I don’t remember, but I’ve been thinking about this a lot after participating at the annual Thomson Reuters Foundation Training at European Forum Alpbach.

Together with nine other journalists from Central and Eastern Europe, we debated the role of journalist in today’s society that is increasingly divided. I asked them about the last time they interviewed someone with different views, and invited them to share their stories.

Daiva Repeckaite, a Lithuanian freelance journalist based in Malta, talked about the time she interviewed far-right demonstrators in Valetta.

“I told them I was a journalist, and they asked me what kind of journalist: liberal or one who tells the truth?
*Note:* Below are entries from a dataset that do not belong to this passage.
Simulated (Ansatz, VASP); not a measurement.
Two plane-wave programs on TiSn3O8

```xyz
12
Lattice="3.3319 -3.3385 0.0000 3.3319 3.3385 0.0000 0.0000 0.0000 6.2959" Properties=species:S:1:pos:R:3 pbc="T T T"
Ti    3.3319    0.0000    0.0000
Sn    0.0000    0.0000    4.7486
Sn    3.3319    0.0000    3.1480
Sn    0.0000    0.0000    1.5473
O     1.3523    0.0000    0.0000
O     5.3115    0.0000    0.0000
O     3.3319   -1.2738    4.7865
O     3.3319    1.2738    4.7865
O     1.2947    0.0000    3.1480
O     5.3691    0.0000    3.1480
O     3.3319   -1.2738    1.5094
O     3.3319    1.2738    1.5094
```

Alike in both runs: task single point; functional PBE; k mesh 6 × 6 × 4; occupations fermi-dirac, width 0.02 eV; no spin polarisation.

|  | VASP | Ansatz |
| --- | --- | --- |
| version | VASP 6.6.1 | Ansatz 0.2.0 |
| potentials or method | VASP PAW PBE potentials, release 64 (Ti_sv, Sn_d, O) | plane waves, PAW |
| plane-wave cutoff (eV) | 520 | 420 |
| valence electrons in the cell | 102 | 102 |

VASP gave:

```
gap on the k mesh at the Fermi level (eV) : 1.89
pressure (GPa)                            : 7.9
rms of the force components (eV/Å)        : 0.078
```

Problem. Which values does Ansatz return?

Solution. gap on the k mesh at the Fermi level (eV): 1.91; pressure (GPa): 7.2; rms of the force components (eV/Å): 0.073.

“I wanted to know why they feel so strongly about migration and I was quite surprise to find out they don’t oppose migration within the EU, or at least that’s what they said because they knew I was an immigrant from another EU country.

“I would have thought they would oppose anything that might threaten their national homogeneity. It was a challenge to talk to them because these people deny humanity and rights to some of the people I care about and love.

“For the sake of professionalism I had to suppress the human side and listen and nod and ask. I wouldn’t be able to and it’s also not my job to persuade them in any way. That would probably undermine the interview if I tried to do that, so I only used questions to challenge their views.”

Agnieszka Pikulicka-Wilczewska, a Polish journalist and frequent contributor to Al Jazeera English, said that the last time she talked to someone with opposing views, she was writing an article about German identitarian movement and their project in Lebanon aimed at helping refugees stay in the Middle East, so they don’t come to Germany.

“I quoted them and this was criticised by some journalist, because it was viewed as giving them a platform.

"The main challenge was to understand where they come from, to understand their fears, their problems, their arguments, but at the same time my role is not to judge them, but to report on the situation. 

“I consider myself a left-wing person, and I work for a media that shares my values, so of course we can’t be totally objective, it is impossible. We write for certain audiences who have values which are not negotiable. At the same time, reporting on far-right views doesn’t mean you have to agree with them.”

Stephen Sackur, a British journalist who has been a BBC correspondent for more than 15 years, said that if there are people in politics who are winning votes and who have far-right views, then it is his job as a journalist to interview them, confront them with the facts, and to try to hold them to account.

 “I think it’s a delicate balance. There is no easy distinction between those we should interview and those we should ignore. You have to use your experience, look at the context, look at the laws, the political situation, then make a judgement for yourself.

“I wouldn’t interview people who voice racist, anti-semitic, anti-muslim, violent language, whose views and ideas have crossed the line and are probably criminal in at least some societies. But that is very different to not interviewing people with far right views at all.”

Maybe it makes us angry, maybe we think it’s useless, or maybe we are scared there’s more of them than we think. But getting out of our bubble is important for journalists.

When did you last talk to someone with different views than yours?